Now I will tell you a little bone-headed mistake I made that almost got me fired after working there only 2 months. The 1,200 gallon fiberglass sump that all the tanks fed into had a massive amount of scale in it. Minerals that had fallen out of solution and were like thin sheets of calcareous material. Hundreds of pounds of it. The boss said we could address it soon but it was annoying the Hell out of me just looking at it so one day I started pushing some of it into the intake for that big Fybroc main pump, not thinking much of it. I didn’t work the next day but I got a call from the senior, he was pissed. He asked me if I had pushed some of that scale into the main pump intake. Well, I’m honest to a fault because I suck at lying so I told the truth. Apparently that scale whips through the intake so fast, it turns into calcareous shuriken (Chinese stars for those non-ninjas out there) that royally screwed up the seal on the pump, causing it to leak. Not only was the pump leaking but that pump had to be serviced by Fybroc and that seal cost more than I made in a couple months. Thankfully my good looks, sharp wit and undeniable charm held me on so I could further prove I had what it took to be a zookeeper, which is basically trying not to break things and wearing a khaki outfit with boots like Steve Irwin, Neptune rest his soul.

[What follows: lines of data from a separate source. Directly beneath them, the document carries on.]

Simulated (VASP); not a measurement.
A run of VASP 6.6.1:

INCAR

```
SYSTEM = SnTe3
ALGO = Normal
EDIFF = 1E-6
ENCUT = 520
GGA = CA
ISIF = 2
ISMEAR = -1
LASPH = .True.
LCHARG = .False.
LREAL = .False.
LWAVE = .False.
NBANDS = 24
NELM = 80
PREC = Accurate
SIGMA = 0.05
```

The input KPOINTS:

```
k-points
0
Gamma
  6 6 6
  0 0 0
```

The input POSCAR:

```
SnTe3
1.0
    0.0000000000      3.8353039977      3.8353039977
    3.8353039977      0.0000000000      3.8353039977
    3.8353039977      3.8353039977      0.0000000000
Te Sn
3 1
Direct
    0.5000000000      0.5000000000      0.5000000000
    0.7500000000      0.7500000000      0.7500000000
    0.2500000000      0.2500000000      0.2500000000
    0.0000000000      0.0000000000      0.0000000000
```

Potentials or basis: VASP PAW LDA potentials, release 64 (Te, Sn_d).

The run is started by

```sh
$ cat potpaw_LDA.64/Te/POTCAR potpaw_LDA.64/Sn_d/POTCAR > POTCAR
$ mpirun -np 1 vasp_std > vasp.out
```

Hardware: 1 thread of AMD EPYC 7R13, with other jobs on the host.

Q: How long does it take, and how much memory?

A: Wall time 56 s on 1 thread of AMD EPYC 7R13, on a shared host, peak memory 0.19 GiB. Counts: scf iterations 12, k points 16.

So you might be wondering where are all my photos of this experience? This was before camera phones that were worth a darn. Before iPhones for sure. Besides, zookeepers don’t get paid enough to even live in a van down by the river so all I have are my vivid memories, and that’s just fine with me.

Thanks for following along and I hope it will be half as much fun reading as it was for me writing it.